To assist with an ongoing project, I recently re-read Nabokov's Laughter in the Dark and I'm almost done re-reading Look at the Harlequins! and I don't recall the novels being as funny the first time that I read them. There were a lot moments in the books that made me smile, which I marked in the margins with a lonely LOL, but there are other moments where the acronym gets an accompanying exclamation point that indicates that I literally laughed out loud - on the subway.

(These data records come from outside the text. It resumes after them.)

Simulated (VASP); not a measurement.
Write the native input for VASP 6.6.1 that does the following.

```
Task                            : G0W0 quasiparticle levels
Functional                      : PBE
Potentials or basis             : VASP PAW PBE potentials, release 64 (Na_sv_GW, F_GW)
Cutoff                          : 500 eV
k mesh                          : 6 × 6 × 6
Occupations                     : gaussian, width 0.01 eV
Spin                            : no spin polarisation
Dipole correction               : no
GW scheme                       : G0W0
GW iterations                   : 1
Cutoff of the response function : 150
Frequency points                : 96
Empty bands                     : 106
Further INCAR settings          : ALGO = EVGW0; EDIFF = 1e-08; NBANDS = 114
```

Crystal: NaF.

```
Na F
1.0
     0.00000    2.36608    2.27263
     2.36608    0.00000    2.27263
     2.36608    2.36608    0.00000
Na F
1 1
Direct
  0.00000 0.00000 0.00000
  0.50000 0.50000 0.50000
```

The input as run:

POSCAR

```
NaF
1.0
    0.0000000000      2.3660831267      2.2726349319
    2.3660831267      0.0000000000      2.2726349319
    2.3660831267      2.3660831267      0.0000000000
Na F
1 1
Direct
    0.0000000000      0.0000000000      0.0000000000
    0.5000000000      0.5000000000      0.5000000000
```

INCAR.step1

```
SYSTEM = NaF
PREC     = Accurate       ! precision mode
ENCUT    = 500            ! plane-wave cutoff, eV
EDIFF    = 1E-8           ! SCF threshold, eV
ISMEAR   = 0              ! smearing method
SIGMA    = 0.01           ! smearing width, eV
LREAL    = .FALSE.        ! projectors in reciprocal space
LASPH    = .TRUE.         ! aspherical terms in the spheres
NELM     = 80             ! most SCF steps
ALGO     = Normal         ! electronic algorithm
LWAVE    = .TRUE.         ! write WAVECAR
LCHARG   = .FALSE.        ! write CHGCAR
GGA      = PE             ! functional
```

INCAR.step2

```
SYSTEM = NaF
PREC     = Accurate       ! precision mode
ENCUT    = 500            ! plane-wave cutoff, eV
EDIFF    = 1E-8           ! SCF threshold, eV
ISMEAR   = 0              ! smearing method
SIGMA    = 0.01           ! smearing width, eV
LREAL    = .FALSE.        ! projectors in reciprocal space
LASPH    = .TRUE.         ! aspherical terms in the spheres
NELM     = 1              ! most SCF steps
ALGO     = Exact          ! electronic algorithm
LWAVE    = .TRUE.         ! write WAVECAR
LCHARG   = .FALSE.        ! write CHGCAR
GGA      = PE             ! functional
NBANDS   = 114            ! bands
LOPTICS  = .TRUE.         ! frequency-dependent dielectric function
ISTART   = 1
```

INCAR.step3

Here's an example of a LOL where Albinus and Margot are frolicking at the beach:
He splashed in after her. She turned toward him, laughing, spitting, wiping the wet hair from her eyes. He attempted to duck her, then caught her by the ankle and she kicked and screamed. An Englishwoman who was lolling in a deck-chair beneath a mauve sunshade reading Punch turned to her husband, a red-faced, white-hatted man squatting on the sand, and said:
“Look at that German romping about with his daughter. Now, don’t be so lazy, William. Take the children out for a good swim.” p114
But here are two examples of LOL! moments:
In this scene, Albinus suspects that Paul knows about the affair.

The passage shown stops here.